I don’t know how to bridge the gap between the perceived image of who I once was and who I am now. And I keep extending olive branches and they keep getting ignored and my first thought I always “why should they talk to you, you’re a raging bitch who doesn’t fucking care anyways.” And it’s like, the thought was correct. I’m capable of being honest with myself and admitting that I was horrible and petty and bitchy to most if not all of my friendships. And they are entitled to not speaking to me, they truly don’t owe me shit.
But today, right now, I so badly want to right the wrongs. Because it wasn’t right. And it’s my responsibility to take ownership of the fucked up shit I do. It’s my responsibility to apologize.
But I can’t make them do anything. I can make decision on my end though to extend forgiveness to myself. To at least, be at peace with myself.
So that’s what I’m gonna do. I’m gonna do the work and show up for myself before anyone else and work on my art project and do a lot of yoga and probably take a nap because wow, I got up at the crack of dawn this morning and just stay in my own lane and really cultivate the love my body is desiring within me first before I ask it of other people.

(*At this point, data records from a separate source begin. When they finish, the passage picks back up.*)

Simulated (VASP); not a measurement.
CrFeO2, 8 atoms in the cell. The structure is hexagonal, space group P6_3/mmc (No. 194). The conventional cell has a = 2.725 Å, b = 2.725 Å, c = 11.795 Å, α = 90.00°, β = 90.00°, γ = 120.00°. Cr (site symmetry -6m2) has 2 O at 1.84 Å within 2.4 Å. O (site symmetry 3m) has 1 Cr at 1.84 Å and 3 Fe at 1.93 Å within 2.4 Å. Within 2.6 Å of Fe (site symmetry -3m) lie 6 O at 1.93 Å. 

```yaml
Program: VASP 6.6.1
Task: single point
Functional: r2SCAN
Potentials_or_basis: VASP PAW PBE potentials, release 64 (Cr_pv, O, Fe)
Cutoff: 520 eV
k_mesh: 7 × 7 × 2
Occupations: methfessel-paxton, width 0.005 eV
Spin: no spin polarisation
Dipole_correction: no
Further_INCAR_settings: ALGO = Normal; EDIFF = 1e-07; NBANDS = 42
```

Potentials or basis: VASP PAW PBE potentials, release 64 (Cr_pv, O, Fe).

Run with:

The single most loving thing I can do for others, is to love myself first. The single most loving thing I can do is to not put any thought into the actions they do or don’t do.
Today is a day of rest, peace, and stillness. For loving myself exactly in the place that I am in. Because while I am disappointed in my behavior of the past, I am empowered to do better and to love fiercely and seek peace when it affords me.
This is what I can do today. And it is enough.